TVM build with Segmentation fault

N= 2**5
D = 64*64
M = 512


with tvm.target.cuda():
    X = te.placeholder((N, D), name="X")
    W = te.placeholder((D, M), name="W")
    B = te.placeholder((1, M), name="B")
    H = topi.einsum("ik,kj->ij",X,W)
    Y = H+B
    s=topi.cuda.schedule_injective([Y])
    code =tvm.lower(s, [X, W,B,H,Y], simple_mode=True)
    f = tvm.build(code,target = 'cuda',target_host="llvm")

I just want to build a simple perceptron with topi. And it comes up with this fault, printing some generate cuda codes while there is no print call.

I am using 0.8 dev of TVM, llvm 10.0. gcc7 and cuda 11.2 if that helps.

In my machine the output is:

Traceback (most recent call last):
  File ".\dev_test\foo.py", line 38, in <module>
    code =tvm.lower(s, [X, W,B,H,Y], simple_mode=True)
  File "E:\projects\tvm\python\tvm\driver\build_module.py", line 131, in lower
    return ffi.lower_schedule(inp, args, name, binds, simple_mode)
  File "E:\projects\tvm\python\tvm\_ffi\_ctypes\packed_func.py", line 233, in __call__
    ctypes.byref(ret_tcode),
OSError: exception: stack overflow

If you use smaller input size, everything will be fine. And if you replace einsum with matmul then the original input size is also ok.

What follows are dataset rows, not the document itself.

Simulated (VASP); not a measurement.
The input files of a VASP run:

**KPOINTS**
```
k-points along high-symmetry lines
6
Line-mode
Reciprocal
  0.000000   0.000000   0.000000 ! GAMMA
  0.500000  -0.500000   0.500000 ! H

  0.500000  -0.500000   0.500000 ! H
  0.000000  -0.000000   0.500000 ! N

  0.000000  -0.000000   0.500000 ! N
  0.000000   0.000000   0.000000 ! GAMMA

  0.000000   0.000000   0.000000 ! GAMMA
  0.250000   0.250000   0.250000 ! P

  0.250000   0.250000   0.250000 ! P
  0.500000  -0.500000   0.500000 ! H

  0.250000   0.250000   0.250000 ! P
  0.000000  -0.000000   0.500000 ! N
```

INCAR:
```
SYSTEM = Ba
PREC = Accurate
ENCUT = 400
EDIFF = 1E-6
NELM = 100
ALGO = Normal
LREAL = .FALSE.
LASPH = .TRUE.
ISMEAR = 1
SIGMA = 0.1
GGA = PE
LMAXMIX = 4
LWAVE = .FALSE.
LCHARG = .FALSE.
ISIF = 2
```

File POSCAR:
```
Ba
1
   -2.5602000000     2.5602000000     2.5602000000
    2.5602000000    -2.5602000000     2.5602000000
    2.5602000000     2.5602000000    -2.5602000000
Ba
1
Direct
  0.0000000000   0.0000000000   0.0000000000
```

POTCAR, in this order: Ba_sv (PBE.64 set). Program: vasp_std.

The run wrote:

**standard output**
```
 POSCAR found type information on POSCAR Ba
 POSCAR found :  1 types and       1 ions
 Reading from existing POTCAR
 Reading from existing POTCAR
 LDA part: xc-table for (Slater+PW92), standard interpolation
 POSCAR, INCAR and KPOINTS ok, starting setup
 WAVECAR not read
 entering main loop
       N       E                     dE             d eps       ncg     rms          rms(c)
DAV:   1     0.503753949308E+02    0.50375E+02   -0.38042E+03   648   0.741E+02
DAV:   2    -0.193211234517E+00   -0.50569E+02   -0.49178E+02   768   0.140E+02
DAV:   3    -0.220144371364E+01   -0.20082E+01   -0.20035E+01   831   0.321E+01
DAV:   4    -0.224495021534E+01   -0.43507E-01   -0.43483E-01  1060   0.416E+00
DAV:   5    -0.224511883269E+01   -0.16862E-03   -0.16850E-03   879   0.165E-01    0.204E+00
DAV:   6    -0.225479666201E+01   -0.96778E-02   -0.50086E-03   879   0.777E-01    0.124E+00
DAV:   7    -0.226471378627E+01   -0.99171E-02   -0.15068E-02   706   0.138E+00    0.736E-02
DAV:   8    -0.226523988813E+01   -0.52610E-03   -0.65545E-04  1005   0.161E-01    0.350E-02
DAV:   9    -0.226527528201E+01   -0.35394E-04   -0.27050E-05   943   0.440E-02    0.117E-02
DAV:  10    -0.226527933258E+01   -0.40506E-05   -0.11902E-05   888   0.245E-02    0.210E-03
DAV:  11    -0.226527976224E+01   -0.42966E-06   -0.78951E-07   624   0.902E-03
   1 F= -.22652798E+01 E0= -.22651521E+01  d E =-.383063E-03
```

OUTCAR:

I think this may be a bug in the einsum.

1 Like

Thanks for your suggestion. I am also learning TVM. But I don’t see the point of how the input size relates to the build process. IMO, it’s translating the generated C-like codes(the output of lower ) to executable dynamic lib(I saw .so file was created when the script was running).